A strong gale in 1106 AD felled the statue and three of the column's upper cylinders. Some years later, Byzantine emperor Manuel I Komnenos (reigned 1143-1180) placed a cross on top in place of the original statue and added a commemorative inscription that read "Faithful Manuel invigorated this holy work of art, which has been damaged by time". Bronze wreaths once covered the joints between the drums, but these were taken by the Latin Crusaders who plundered the city during the Fourth Crusade in 1204. The cross was removed by the Ottoman Turks after the fall of Constantinople in 1453.
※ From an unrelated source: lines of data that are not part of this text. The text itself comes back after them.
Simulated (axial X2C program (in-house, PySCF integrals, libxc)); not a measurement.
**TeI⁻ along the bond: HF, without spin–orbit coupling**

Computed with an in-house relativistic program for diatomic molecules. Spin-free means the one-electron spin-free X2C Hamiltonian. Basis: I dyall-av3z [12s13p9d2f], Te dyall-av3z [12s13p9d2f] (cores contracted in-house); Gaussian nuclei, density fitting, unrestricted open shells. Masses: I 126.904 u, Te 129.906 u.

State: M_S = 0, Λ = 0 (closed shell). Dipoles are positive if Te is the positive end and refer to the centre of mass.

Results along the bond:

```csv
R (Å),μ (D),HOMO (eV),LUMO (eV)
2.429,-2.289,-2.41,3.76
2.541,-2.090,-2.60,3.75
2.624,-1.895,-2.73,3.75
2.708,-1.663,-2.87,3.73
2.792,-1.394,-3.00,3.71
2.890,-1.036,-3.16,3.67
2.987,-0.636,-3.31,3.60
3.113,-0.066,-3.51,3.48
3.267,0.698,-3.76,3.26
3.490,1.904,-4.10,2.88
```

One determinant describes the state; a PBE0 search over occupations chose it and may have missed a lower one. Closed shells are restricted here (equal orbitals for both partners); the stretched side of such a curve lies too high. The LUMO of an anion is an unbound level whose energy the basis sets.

Earthquakes and a fire in 1779 destroyed the neighborhood surrounding the column, leaving it with black scorch marks and earning it the name 'Burnt Column'. It was then restored by Sultan Abdülhamid I, who had the present masonry base added. The column's original platform is 2.5 meters (about 8 feet) below ground.
7
Basilica Cistern (Yerebatan Sarnıcı)

7) Basilica Cistern (Yerebatan Sarnıcı) (must see)

The Yerebatan Sarnıcı or the Basilica Cistern translates as “Cistern Sinking Into Ground” and is one of the many ancient cisterns that are present in the city of Istanbul. Located near the Hagia Sophia, on the peninsula of Sarayburnu, it was built in the 6th century AD by the Byzantine emperor Justinian the first. The name is derived from the Stoa Basilica upon which it was built. The Basilica was said to be built by Ilias and housed many structures and gardens. Historical texts state that over seven thousand slaves were involved in the construction of the Cistern.

The cistern used to provide a filtration system for the water for the Great Palace of Constantinople and surrounding buildings on the historic First Hill. After the Ottoman conquest, it continued to provide water to the Topkapi Palace and continues to do so in modern times. It has undergone many restorations, both by Ottoman emperors and the Roman emperors before them.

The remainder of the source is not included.